Upon their return from Syracuse, I sat down to chat and catch up with our SPARK Residents, Adrienne Crossman and Ursula Handleigh. Both artists discussed the important influence of their surroundings on the artwork they created and the unique shared experience in Syracuse. They also gave me a sneak peak into the work they created for the exhibition, Neither Here Nor There opening at XPACE on Friday September 14, 2012.
Neither Here Nor There will be up until October 6th, 2012
Jessica
Cappuccitti: What was your favourite
part of the SPARK Residency?
Adrienne
Crossman: I think what I liked about it
was that I was in a different place.
When you are having trouble finding inspiration, it’s kind of helpful to
be in a new environment. Syracuse was
completely different from Toronto in so many aspects. Being in Syracuse was isolating in a way
because I didn’t know anybody and there’s not much to do but it gave me all of
this time to just constantly think about, and do my work, which I have
never had before. So I would
probably say that was the best part.
JC: What was your favourite part of the city
itself?
AC: The city is small and kind of abandoned and
there’s not a lot going on there, but the nights when something is going on,
everybody that’s interested in it, is there.
SPARK is beside this hardcore music venue called Badlands which was
having a concert / travelling film festival that was screening films the same
night we had our show. We had our opening
and then they had that event, so everyone that was at either event was kind of
comingling. It seemed like it was the
only thing of that kind going on in the city that night. That was what was cool about Syracuse.
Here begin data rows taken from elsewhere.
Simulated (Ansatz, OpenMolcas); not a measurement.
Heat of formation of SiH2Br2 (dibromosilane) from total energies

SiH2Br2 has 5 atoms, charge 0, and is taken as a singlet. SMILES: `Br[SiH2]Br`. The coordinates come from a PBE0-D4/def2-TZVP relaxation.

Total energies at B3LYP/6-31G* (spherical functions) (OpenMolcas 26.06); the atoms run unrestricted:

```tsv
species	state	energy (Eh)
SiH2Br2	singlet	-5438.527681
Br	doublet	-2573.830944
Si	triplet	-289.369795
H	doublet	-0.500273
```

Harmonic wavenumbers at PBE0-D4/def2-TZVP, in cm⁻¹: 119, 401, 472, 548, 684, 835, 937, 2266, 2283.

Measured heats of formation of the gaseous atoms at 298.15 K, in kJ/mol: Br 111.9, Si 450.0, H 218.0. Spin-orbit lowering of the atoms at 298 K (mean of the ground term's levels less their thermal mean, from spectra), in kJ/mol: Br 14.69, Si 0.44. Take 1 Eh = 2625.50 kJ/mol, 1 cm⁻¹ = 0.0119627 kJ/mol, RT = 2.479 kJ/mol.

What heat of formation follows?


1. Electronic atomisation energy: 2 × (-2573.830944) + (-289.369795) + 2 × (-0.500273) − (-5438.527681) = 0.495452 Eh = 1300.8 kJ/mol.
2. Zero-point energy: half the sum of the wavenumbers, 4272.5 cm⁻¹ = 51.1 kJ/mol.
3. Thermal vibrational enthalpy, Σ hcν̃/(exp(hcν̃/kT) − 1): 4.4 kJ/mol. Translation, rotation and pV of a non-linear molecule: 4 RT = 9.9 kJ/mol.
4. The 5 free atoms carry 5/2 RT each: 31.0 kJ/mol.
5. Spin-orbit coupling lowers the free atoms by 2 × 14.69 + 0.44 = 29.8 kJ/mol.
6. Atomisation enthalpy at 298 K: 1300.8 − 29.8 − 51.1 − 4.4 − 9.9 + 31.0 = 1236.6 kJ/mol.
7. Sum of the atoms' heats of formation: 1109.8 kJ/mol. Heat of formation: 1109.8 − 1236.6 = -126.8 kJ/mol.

JC: What was your favourite thing to do or see?
AC: Dinosaur Bar-B-Que - I went 3 times...
(laughter)
(See
“XPACE visits Syracuse !” blog post from Tuesday July 3, 2012 for pics of
Dinosaur Bar-B-Que and more...)
JC:
(jokingly) What was your favourite thing to eat there?
AC: It would have to be, pulled pork and brisket
with a side of mashed potatoes and gravy, and a side of macaroni and cheese...
with a Syracuse beer.
JC: That’s incredible!
AC: It was incredible – it’s worth the 6 hour
drive!
JC: How did your surroundings affect your work?
AC: The work that both Ursula and I did took a
lot from our surroundings. Because the
architecture, the layout and the feel of the city were so different from
Toronto... but also, different from any city I have ever been in. In one block, out of 5 buildings, 3 will be
abandoned and boarded up. You can walk
for 20 minutes and not see anybody. So
there’s something about that feeling... We’re in this kind of desolate,
abandoned city. Also, we were housed in the attic of this 200 year old historic mansion that had been restored - so we were staying in this really, really
expensive house but our neighbourhood was kind of run-down, so it was the clash
or the mix of really nice stuff versus this run-down environment.
There’s
wood everywhere, all of the windows are boarded up and I would just see wood
grain everywhere. The floors and doors
of this house we were staying in had fake hand-painted wood grain on it, so it
was like, people had been hired to hand-paint this unique wood grain all over
the floors and all over the doors to make everything look more expensive. So a lot of my work came from making faux
wood grains and taking a picture of that wood grain and replicating it in different
ways, because I think it’s really weird to hire somebody to paint fake wood on
wood to make it look like wood. So there
was this whole contrast between rich and poor, fake and real. So in terms of my surroundings, I made work
in Syracuse that I never would have made outside of that environment.
JC:
How did you like working in SPARK
Contemporary’s space?
AC: At the beginning we both spent a lot of time
in the house. I ended up doing some
printmaking - some lino cuts - so I would just carve them at the house. We would work during the day at SPARK and sometimes I would stay up late working in my sketchbook or working on stuff in the house. Everyone told us that you don’t really want
to be out at night, so if you’re working in the studio during the day and you
want to take some stuff home then it’s better to not be walking or biking after
it’s dark. We didn’t run into trouble
though. As we got closer to
the show and I had a lot more stuff to do that was messy, I would work a lot in
the studio. It was great because it was
a really open space and there were 2 big open spaces so there was a lot of room
to work.
JC: How did you like working with the people at
SPARK?
AC: They were really helpful because they picked
us up from the bus station and Casey, one of the girls that runs SPARK, brought
us to the grocery store, and after that we were given a lot of freedom. They gave us the key and the space was ours
for 3 weeks, to do whatever we wanted with.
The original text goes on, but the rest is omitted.